Jun 29, 2022 | Daily Trek, Unlearn

How Things Should Be - Radical Trekking - Ayelet Baron

When we are trapped inside a specific model of how things should operate in this world, like how to reduce time to market or be more productive and efficient, we can’t see much else. 

In the current model, resource efficiency is a servant to sustainability. Because we are so efficient we can produce seven air conditioners, for example, instead of one.  We don’t necessarily consider the resources and materials it takes to build one or seven items when all we are focused on is productivity rates. 

We can’t claim we’re efficient and care about the environment when we choose to ship our trash to another part of the world. Making our trash someone else’s headache does not come close to systemic thinking. 

And because many organization are operating on 19th century linear models, we stay stuck in how things should be productive.

But we can step out of the hamster wheel when we’re ready to see that there is another way.   

Complexity is uncomfortable because it requires being comfortable with the unknown. It is where true innovation happens. And yes, we can learn to navigate uncharted waters.

To collaborate across boundaries, we need shared values and cultural understanding of not only the problems but our opportunities. 

Two people are working on a project. One sees a gap and asks, ‘shall we address this gap?” The other looks confused and asks, ‘what gap do you mean? I don’t see anything missing? This is how things should be.

We experience a sense of politics when two people with two different visions or agendas try to work together. And therefore, communication becomes key in understanding people’s agendas and how to bridge the divides. True understanding requires acknowledging uncomfortable realities like that not everyone can be right all the time. And that negotiating in the new world means coming to an understanding of what we are working on together; not being stuck on how things should be. 

Who wants to constantly live in the past where we only jump from solving one problem to the next? It becomes a type of addiction to always explore where we went wrong and try to solve the same problems with limited progress. 

Imagine that every time you hear, ‘this is what’s wrong with …”, you asked yourself, what’s possible? 

Do things really need to escalate when there is another path of collaboration and caring about what we are creating?

Many don’t want to hear that we need to do much more than re-think our current systems. But what If what we need is to create sustainable ones? Our current economic system and lifestyles, for example, are gobbling up our natural resources. The Earth has no productivity goals as it focuses on sustainability and regeneration. 
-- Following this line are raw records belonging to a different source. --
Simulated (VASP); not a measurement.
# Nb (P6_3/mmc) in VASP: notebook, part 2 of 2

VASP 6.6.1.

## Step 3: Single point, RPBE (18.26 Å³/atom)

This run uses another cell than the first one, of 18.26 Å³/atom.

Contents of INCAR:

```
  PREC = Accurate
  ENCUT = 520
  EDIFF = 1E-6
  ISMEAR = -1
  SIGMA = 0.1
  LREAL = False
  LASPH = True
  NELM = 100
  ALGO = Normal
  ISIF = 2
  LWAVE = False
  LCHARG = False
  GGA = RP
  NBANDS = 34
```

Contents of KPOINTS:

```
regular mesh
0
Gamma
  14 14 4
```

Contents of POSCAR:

The more we focus on what’s possible, the more we learn how interconnected we are and how important it is to see the whole system from nature’s point of view. 

When we’re in alignment with nature, we understand that unlimited growth is not sustainable and even possible. The Earth simply cannot support unlimited growth. 

If we want to be sustainable and build a healthy economy, we need to understand systems and expect unpredictability. 

Our opportunity, as leaders, is to think and create on multiple levels. Perhaps our greatest opportunity is right in front of us in plain sight?